File photo of Wells Fargo bank. (Photo by Justin Sullivan/ Getty Images)

A string of scandals could cause Wells Fargo bank to lose $93 billion in deposits — about 7 percent of its total deposits — over the next year, according to a study published Wednesday by the consulting firm cg42.

The figure came from an analysis of an online survey of 4,000 Americans.

If new business projections are factored in, Wells Fargo’s net deposits could decrease by a net $75 billion. That equates to a $2.1 billion loss in sales, CNN Business reported.

Why is this happening?

The top complaint among those surveyed was that the bank engages in "dishonest, unethical or illegal practices," according to CNN. Also at the top of the list are complaints that the bank tries to sell customers products they don’t want or need.

Wells Fargo’s woes began about two years ago, Steve Beck, a managing partner at cg42, told CNN Business.

"The bad behavior is coming home to roost," Beck said. "Customers are saying, 'We've had enough. It's time to move on.'"

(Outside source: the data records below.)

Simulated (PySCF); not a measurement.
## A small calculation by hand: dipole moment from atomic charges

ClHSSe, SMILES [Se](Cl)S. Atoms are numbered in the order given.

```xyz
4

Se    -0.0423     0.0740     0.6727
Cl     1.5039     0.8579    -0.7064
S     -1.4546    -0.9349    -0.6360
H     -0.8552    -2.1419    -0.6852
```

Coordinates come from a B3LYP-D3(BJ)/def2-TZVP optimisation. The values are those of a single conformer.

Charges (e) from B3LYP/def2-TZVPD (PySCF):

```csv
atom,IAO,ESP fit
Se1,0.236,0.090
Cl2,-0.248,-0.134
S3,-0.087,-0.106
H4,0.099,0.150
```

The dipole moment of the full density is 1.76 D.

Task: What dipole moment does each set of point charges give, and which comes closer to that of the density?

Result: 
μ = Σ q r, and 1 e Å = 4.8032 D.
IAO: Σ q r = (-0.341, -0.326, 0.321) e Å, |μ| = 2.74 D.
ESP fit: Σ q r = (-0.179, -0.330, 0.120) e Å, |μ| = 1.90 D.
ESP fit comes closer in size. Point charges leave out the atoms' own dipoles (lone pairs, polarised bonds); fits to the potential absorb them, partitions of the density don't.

Wells Fargo’s reported list of controversies includes the creation of up to 3.5 million fake accounts, charging extra mortgage fees, and giving customers auto insurance they didn't need.

What else is happening?

According to the study, a shift is taking place among Americans who have stayed with the same bank.

Technological advances in online banking and increased competition are enticing more customers to switch, according to the report. That's especially true for young people. At least 20 percent of millennials indicated they would be willing to bank with companies like Amazon, Paypal, and Apple, if they offered banking services.

Wells Fargo has worked to improve its public image by replacing longtime CEO John Stumpf with Tim Sloan, who has worked for the company for three decades. The bank also hired new directors and eased sales goals that encouraged bad behavior, the report states.

And through a new marketing campaign, the bank is promising to clean up its act.

Whether all of that will help still remains to be seen.

"This is about actions speaking louder than words," Beck said, "and making sure the people who are responsible for creating this culture are no longer part of it."

Are there any encouraging signs?

Other analysts have said Wells Fargo’s consumer business is holding strong, CNN reported.

Downloads of the bank’s mobile app, for example, have increased "relative to rival bans since late 2017," according to UBS, an international financial firm.

The performance of Wells Fargo’s app is encouraging and does not suggest a slip in its retail banking momentum, UBS analyst Saul Martinez wrote to clients in late September, CNN reported.